The book, which is a project of the OpenNet Initiative (ONI), is divided into two parts. Part 1 of the book includes six chapters on "Theory and Analysis." They are terrifically informative essays. The beefy second part of the book provides a whopping 480 pages(!) of detailed regional and country-by-country overviews of the global state of online speech controls and discuss the long-term ramifications of increasing government meddling with online networks.

The book offers a useful taxonomy to illustrate the three general types of speech and information controls that states are deploying today. Throughout the book, various authors document the increasing movement away from "first generation controls," which are epitomized by "Great Firewall of China"-like filtering methods, and toward second- and third-generation controls, which are more refined and difficult to monitor.

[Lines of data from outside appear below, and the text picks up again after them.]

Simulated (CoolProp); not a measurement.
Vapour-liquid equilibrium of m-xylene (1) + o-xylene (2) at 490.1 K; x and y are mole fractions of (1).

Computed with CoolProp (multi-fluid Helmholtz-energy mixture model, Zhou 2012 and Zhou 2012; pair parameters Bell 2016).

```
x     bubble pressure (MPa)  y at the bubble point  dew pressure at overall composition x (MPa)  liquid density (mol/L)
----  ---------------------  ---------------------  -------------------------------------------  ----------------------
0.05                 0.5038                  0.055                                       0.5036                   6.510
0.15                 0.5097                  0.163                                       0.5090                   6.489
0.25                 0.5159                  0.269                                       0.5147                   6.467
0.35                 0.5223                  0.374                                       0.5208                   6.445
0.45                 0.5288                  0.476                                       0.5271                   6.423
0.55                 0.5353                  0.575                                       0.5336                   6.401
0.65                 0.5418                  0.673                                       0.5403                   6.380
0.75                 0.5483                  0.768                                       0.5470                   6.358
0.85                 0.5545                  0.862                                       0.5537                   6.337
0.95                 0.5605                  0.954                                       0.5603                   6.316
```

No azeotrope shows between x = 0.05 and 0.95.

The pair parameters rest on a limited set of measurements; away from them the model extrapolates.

The individual authors seem to adopt a somewhat gloomy outlook toward the long-term prospects for "technologies of freedom" relative to "technologies of control." But I think it's vital to put things in some historical context in this regard. It's important to recall that, as a communications medium, the Net is still quite young. So, is the Net really more susceptible to State control and manipulation than previous communications technologies and platforms? I'm not so sure, although it's hard to find a metric to compare them in an analytically rigorous fashion. It's certainly true that the State has access to more data about its citizens than in the past, but it's also true that we have more information about the State than ever before, too! And, again, we also have access to more of those technologies of freedom than ever before to at least try to fight back. Compare, for example, the plight of a dissident in a Cold War-era Eastern Bloc communist state to a dissident in China or Iran today. Which one had a better chance of getting their words (or audio and video) out to the local or global community?

Despite those small quibbles, Access Controlled is an indispensable resource that belongs on the bookshelf of anyone who covers information technology policy and wants to better understand global Internet regualtion. Highly recommended. [You can find my complete review at the Technology Liberation Front Blog]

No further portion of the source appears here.